Adding the Occitan language: ideas and strategies


I am writing this message to get information about the process and to inform about what I plane to do to add the Occitan language.
I saw a conference in Tolosa, France about Common Voice last November. I think I understood the different steps but to be really sure I would like to list them and tell what nee to be done.

1)Translating the website

I started some times ago but alone it’s a bit too much. I would like to teach people how to participate. I already wrote and article about this (here:
In January I’m organising a translating session with, hopefully, 4 other persons. 2 proofreaders and 3 translators. At the moment there are 360 strings left to handle. We can make it :slight_smile:

2)Creating a corpus

A collection of at least 5 000 sentences is needed to achieve this step.
Not to brag about or anything but the Occitan language is written for more than 1000 years and has been an administrative language so more than 33 French departments are full of archives in this language. Lots of books are no longer under copyright, have they ever been.
I saw in the GitHub repository people gave some sayings and proverbs for their language, I’m already on it to gather some of them.
I will contact the Occitan multimedia library (Lo Cirdòc) and another public structures that developed online dictionaries, spellchecker, voice recording for Wikipedia (Lo Congrès).
In addition I will try to contact book editors and other associations to know if them can give as a gift some sentences.
Knowing that all these texts would be in a formal register I have an idea. Tell me what you think about it.

I envisage to build a website where people could drop 10 sentences of their own. I would like to give the address to people and ask them to write 10 sentences, spontaneous ones. Such as:
I went shopping for Christmas – I couldn’t go by train because of the strike - Etc. Daily and useful sentences. Maybe ask people to ask their friends to do so, and if they are not native in Occitan offer them to translate their friends’ sentences into Occitan.
I’m listing different teachers, singers, writers, and friends to solicit.
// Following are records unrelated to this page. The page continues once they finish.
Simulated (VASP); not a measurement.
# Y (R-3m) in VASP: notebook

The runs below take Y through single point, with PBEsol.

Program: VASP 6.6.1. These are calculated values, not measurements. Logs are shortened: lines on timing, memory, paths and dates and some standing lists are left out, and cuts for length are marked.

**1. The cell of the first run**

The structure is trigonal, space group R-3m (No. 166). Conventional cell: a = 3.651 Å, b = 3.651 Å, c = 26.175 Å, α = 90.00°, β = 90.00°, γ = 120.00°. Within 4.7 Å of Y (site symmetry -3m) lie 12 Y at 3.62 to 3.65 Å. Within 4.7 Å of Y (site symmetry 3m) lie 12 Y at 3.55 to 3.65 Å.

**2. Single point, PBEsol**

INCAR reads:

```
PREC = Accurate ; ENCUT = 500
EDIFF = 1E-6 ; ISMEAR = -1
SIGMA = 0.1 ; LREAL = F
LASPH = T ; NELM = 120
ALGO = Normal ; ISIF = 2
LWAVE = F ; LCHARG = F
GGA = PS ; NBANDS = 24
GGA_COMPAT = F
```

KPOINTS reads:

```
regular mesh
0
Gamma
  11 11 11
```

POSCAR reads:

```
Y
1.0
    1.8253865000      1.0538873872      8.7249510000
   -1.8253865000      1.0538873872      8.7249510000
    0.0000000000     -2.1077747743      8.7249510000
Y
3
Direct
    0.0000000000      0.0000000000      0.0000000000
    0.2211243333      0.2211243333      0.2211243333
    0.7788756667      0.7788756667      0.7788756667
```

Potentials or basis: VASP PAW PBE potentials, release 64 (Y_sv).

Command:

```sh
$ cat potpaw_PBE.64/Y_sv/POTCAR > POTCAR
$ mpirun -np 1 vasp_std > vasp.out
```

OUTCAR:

The last 2 steps, well we have time until then.

Thanks for your feedback!


Thanks for sharing and contributing to Common Voice.

As a reminder, this is the place to know everything about how to get a language launched:


Hello you all!
The translation of the web site is now complete :fireworks:
So the next step is creating a corpus from public sources, am I right?


That’s about right :slight_smile:

Bienvenu sur Common Voice. Heureux de retrouver l’Occitan.

Puisque vous venez de terminer la traduction du site, vous pouvez rejoindre le collecteur de phrases sur cette adresse:

  • Il faut d’abord créer un compte
  • Lire le contenu sur cette page pour comprendre la nature des phrases (licence CC0) et certaines règles
  • Vous pouvez héberger vos phrases sur Github par exemple, puis coller les phrases sur Sentence Collector et coller le lien en bas en guise de source.

En cas de besoin, n’hésitez pas à me solliciter.

Pour information, je suis impliqué sur le corpus de langue kabyle, une langue berbère nord africaine.


Coucou Belkacem, nos traductions se sont déjà croisées sur d’autres projets je crois :slight_smile:
J’ai bien une questions, comment on pourrait faire pour mettre dans des catégories les phrases ? J’avais vu un GitHub où les phrases étaient rangées comme cela.

En effet nous nous sommes croisé quelque part. Peut être sur un projet de trad auto ou sur academia?

Pour ta question, s’il s’agit de Common Voice, il n’y a pas de catégorisation. Avant de lancer l’outil Sentence Collector qui alimente Common Voice, nous utilisions Github pour envoyer des fichiers. Et c’est là où j’envoyais des fichiers par nature de phrases. Ce n’est plus le cas maintenant. Alors, si tu veux uploader des phrases, crée d’abord un projet sous licence CC0 sur Github et tu pourras mettre tes phrases dans des fichiers séparés. Sur Sentence Collector, tu copies le contenu de ces fichiers sur l’interface ainsi que le lien Github. Ces phrases seront exposées sur Common Voice de façon aléatoire.

Mais je suis impatient de voir l’Occitan enfin sur Common Voice. Cela m’aidera à m’entraîner d’abord sur sa phonétique/phonologie. Je suis amateur des langues populaires de France et d’Algérie :slight_smile:

This this conversation is moving into French, I’m moving it to the French category to avoid noise in our main English category, merci!